One really big humungus mistake designers make, is thinking: "Design first, think of the output later" In reality if someone thinks like that I would have some doubts he is a designer. Probably an illustrator, probably something else.
Design has a purpose, an objetive that is to be mass reproduced. (Versus some other things like art or crafts). This mass reproduction output is an intrinsec part of the design.
You can see the errors of not thinking this from the beginning. Wrong resolution, dimensions, proportions, color modes, file formats, etc.
So the first question
How and why these differences?
It is simply because the output media is different.
the workflows in the three formats are different.
Yes and no. The workflow depends on the design, and you always have some steps on preparation of the design. For example:
Choose the color model, at least the primary one. You always need to do this on every project. Some filters in photoshop do not work on CMYK, the photo is RGB, or you need to define spot colors, etc.
Vector or raster?
Among those decisions is the application to use. Illustrator, Indesign, Corel, Photoshop, Gimp, Inkscape, Scribus?
Those are decisions you always are making. But if you only use one application you assume you are not making that decision.

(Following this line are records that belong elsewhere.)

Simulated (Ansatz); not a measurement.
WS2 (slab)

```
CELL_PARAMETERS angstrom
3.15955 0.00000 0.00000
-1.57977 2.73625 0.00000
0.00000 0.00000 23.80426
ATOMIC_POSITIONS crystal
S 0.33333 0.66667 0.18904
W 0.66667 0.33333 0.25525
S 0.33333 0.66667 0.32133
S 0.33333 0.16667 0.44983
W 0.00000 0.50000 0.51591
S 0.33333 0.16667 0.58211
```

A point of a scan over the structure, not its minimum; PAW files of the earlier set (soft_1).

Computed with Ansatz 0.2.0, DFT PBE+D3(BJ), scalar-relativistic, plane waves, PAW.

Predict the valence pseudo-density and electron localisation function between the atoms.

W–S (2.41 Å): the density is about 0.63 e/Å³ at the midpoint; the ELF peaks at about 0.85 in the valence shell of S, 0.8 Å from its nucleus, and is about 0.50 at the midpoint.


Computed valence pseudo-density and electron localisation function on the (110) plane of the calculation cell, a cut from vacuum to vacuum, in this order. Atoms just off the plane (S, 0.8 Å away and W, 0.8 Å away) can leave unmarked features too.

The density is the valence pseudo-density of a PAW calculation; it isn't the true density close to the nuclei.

Leaving all that explanation behind. In reality the options you have:
Do I use a complete vector application for this or a limited one?
If you choose to use a complete application your choices are reduced to 3. Illustrator, Corel Draw and Affinity Design. Then it is simply a case of exporting to either file format, PDF (Forget EPS), SVG, Native Format, or even PNG, TIF or JPG.
If you choose specifically Inkscape, because the Color modes are limited, you are somehow sticked to RGB, you need to make some other tweaks to make it for print.
So the difference in reality relies on your design that includes the output format, and the application itself.